On the one hand, meeting a Maasai tribe in Kenya sounds unforgettable. On the other hand, an unfamiliar African country that may or may not have American amenities might be less tempting.

When tours find a balance between sought-after experiences and upscale amenities, they often appeal to a wider audience. Instead of tours that speak only to luxury lovers or that focus on culturally enriching programs, group travel planners should seek itineraries that embrace both.

Many American travelers are shocked when they are immersed in an exotic culture. To combat this issue, travel planners should find ways to balance the unfamiliar and the comfortable.

All About Amenities

Wandering through the streets of India with nothing but a backpack will immerse visitors in a destination, but that is an experience that would attract fewer people than a tour that retained some Western amenities. For example, because the traditional Indian bathroom looks terrifying to most Americans, an upscale tour operator might make sure that all pit stops offer Western-style toilets.

Many locally minded tour operators, such as Go Ahead Tours, strive to attract groups by weaving upscale experiences into the tour.

“Balancing the authentic experiences with the amenities our travelers are used to is always on our minds,” said Brandi Longtin-Saade, the company’s head of business development and partnerships. “Basically, the rule of thumb is to make sure people have a comfortable and quality home base, especially when they are somewhere really exotic.”

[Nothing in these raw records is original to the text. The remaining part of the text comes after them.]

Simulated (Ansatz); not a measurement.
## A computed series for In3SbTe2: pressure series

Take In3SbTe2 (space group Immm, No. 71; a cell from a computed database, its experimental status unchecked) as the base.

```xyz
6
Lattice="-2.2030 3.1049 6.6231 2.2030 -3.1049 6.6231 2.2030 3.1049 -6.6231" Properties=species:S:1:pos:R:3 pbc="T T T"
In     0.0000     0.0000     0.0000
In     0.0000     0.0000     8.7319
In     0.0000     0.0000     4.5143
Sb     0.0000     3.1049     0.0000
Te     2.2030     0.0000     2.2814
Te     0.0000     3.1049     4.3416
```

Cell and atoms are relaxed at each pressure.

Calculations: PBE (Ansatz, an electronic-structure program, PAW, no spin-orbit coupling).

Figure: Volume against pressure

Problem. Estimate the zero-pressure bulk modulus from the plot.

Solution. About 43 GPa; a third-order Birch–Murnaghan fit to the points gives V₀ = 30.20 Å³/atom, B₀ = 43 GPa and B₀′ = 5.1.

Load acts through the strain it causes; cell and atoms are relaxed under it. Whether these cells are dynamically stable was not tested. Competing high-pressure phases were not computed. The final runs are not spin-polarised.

Go Ahead Tours blends local and luxury in tours to destinations like Peru, where groups stay in eco-friendly lodges in the Amazon with close access to wildlife and the cozy feel of an upscale hotel.

For some destinations, planners might book a cruise to ensure guests enjoy an uninterrupted night’s sleep in a foreign land. MSC Cruises specializes in sophisticated cruises that introduce passengers to foreign cultures.

“I think cruising is a unique way to handle exotic locations, because you are in a different country every day, while the cruise ship is your home,” said Ken Muskat, executive vice president of sales, public relations and guest services for MSC Cruises. “You’ve got all the luxurious amenities the ship offers alongside the authentic shore excursions.”

Comfortable Culture

While amenities may bring peace of mind, travelers often book one trip over another because of the promised local encounters. A cheese-making class in Switzerland or a coffee plantation tour in Costa Rica attract curious group members who seek a memorable experience.

“We never want people to see the destination from the outside,” said Longtin-Saade. “Staying true to the destination is part of who we are. We offer cooking classes with local chefs, volunteer work, art workshops or other opportunities to get up close with the culture.”

Tour operators like Go Ahead Tours craft experiences that entertain as they teach participants about the destination. The company’s smaller tours also help ensure a more authentic feel than is sometimes possible on an unwieldy motorcoach packed full of people.

MSC Cruises similarly offers experiential excursions, such as camel rides, visits to artist studios and local concerts. The cruise line also tries to bring authentic experiences on the ship through local cuisine, entertainment and retail options.

“We will make sure there are a few culinary options that represent the local area on our menu,” said Muskat. “We also provide other dishes familiar to the passengers. If we have North Americans on board, we serve typical North American food so they have that option.”

Prepare Expectations

Supplying information beforehand can  aid visitors’ interactions with a disparate culture. Many groups want to wander through a foreign land unguided, which can lead to real interactions but also to problems for unprepared visitors.

Travel planners should provide plenty of information on local customs and safety tips for their travelers. MSC Cruises offers shopping lectures at each port for those wishing to wander on their own.

“It educates people on what to look for,” said Muskat. “We want to make sure they aren’t being ripped off. We tell them the best places to shop, what items the area is known for and a fair price for those items.”

Other destinations like Cuba benefit from a lot of upfront information, since tour operators cannot control some of the amenities the country still lacks.

“We stay in the best hotels Cuba has to offer, but even the nicest hotels in Cuba don’t always have all the amenities we are used to in America,” said Longtin-Saade. “It’s really all about setting proper expectations for our travelers. So we make sure they understand there may not always be Wi-Fi or hot water even in the nicest hotels. As long as people know what to expect, they love what Cuba has to offer.”

Cuba’s popularity proves groups will brave a little discomfort for exciting cultural experiences.